Since training camp, Mazzulla has stressed that for the team to win consistently, they have to win the hustle margins of between turnover differential, rebounding, and defending without fouling. That may have been true if the Celtics were hitting their average from 3.

Even without their floor-spacing front court of Kristaps Porzingis and Al Horford and Jayson Tatum and Jrue Holiday in their rotation, Boston is still leading the league in three-point attempts at 47.8 a game. Unfortunately, they have an inverse relationship with the cornerstone of their offense; the Celtics are making just 31.2% from behind the arc.

Against the Jazz, the Celtics were 11-of-51 from 3 (21.6%), “their fourth-worst mark in the Mazzulla era.” That was down from their 13-of-44 performance in their blowout loss to the Rockets on Saturday night. And in their combined losses, they’ve made just 66-of-227 (29.1%).

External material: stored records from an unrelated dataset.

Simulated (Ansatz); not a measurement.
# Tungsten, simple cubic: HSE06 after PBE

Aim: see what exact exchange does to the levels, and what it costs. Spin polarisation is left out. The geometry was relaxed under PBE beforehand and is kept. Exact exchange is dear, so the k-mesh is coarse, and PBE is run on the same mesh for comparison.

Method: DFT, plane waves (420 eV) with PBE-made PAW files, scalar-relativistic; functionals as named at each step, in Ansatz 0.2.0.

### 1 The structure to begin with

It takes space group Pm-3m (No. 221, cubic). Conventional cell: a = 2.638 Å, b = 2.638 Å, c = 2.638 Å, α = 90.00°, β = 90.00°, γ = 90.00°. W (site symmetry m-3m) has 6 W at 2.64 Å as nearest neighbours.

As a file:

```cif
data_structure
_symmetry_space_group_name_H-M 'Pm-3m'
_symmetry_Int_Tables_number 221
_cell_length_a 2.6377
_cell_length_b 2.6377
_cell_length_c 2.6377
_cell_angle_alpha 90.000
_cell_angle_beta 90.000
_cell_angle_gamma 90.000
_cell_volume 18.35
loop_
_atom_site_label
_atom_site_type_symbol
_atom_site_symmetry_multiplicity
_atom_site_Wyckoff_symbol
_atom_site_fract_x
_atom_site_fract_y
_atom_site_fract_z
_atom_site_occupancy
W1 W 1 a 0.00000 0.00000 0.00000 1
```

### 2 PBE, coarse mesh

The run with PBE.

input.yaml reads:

Despite the cold hard fact of their cold shooting, Mazzulla remains positive. “We’re not making them at the average rate —you mentioned Payton — not making them at the rate he has been in his career,” Mazzulla said. “The thing I tell him the most is you’re not defined by your shot-making. You’re defined by doing so many other things for us.”

There’s hope that this is all just bad luck and that eventually, one Brad Stevensism is true: water will find its level.

To wit, the Celtics are #1 in the league in creating open and wide-open shots (as of November 2nd). By comparison, last year’s Finalists, the Thunder and Pacers, are third and fourth respectively; Phoenix comes in at second at 59.1 field goal attempts. Boston’s democratic approach is generating good shots, but they’re just not making them.

“We shot a lot of threes, but I felt like a lot of them were good looks,” Jaylen Brown said after missing all nine of his triples. “A lot of the threes I shot, I felt like I was wide open…they didn’t go in tonight for whatever reason.”

In eight games, Brown is still shooting a respectable 38% from 3 (19-of-50). Sam Hauser (24-of-59) and Anfernee Simons (21-of-56) are also taking advantage of the green light, too. However, Derrick White and Pritchard are a combined 33-of-137 (24%) to start the season and opposing defenses are beginning to suffocate them as soon as they cross halfcourt.

A statistical blip can be explained as small sample size theater, but at some point, the 3-5 Celtics might have an existential question they’ll need to answer soon.